Tony Blair On Sanitary Products And Religion
TONY Blair’s journeyings have recently taken him from a well paid gig addressing a conference of sanitary ware and toilet roll manufacturers (he reputedly received a $50,000 fee) in the United States to taking part in a less than godly debate over religion north of the border in Canada with veteran atheist and journalist Christopher Hitchens, a debate which he lost.
Britain’s former Prime Minister has since leaving office demonstrated that he will do almost anything for money, cheapening him in the process. It is difficult to imagine Margaret Thatcher hawking herself to the highest bidder, even if she was a great believer in the free market.
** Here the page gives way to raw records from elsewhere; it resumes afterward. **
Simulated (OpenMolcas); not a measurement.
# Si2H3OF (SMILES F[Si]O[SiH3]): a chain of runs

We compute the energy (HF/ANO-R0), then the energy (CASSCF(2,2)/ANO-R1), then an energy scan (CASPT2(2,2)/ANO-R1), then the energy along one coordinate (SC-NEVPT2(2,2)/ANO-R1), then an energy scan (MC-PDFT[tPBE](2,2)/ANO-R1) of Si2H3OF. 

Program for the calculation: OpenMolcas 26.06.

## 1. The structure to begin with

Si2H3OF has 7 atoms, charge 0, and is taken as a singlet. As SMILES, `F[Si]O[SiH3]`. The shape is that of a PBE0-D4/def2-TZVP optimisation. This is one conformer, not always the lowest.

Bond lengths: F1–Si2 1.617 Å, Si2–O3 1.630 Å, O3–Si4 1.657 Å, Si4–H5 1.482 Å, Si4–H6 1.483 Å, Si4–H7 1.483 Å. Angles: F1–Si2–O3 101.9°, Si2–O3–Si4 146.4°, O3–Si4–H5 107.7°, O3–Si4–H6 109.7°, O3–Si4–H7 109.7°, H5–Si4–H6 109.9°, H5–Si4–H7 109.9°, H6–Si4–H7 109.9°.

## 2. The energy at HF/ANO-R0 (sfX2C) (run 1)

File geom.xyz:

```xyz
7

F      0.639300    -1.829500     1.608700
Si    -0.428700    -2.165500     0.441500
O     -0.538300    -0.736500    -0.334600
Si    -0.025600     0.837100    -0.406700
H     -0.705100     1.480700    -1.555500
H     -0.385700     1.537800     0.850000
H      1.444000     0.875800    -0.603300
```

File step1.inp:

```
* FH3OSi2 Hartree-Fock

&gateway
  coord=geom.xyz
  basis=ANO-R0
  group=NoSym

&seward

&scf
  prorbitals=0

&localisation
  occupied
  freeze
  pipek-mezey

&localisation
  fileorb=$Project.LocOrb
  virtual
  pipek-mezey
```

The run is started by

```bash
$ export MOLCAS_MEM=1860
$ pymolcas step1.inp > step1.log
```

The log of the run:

Back here at Britain, the author of ‘Blair Unbound’, Anthony Seldon, has been on his own voyage of discovery, and claims that Blair offered to make way for Gordon Brown back in 2001 ‘as long as he delivered on the Euro’, something which alongside Tony Blair’s wish to take his place in history by taking Britain INTO the European Single Currency, seems not to rate a mention in Mr Blair’s auto biography, titled ‘A Journey’. To his eternal credit, Blair’s immediate successor as Prime Minister, Gordon Brown refused to complete the task that Mr Blair had wanted him to, saying to former Cabinet colleague, Clare Short “I will not contemplate recommending we join the Euro in order to advance my own position rather than advance the position of the country”.
But then only the mad, bad and dangerous would now suggest that Britain join the European Single Currency, and those who did so a decade ago seemed to have developed a remarkably convenient amnesia in the years since.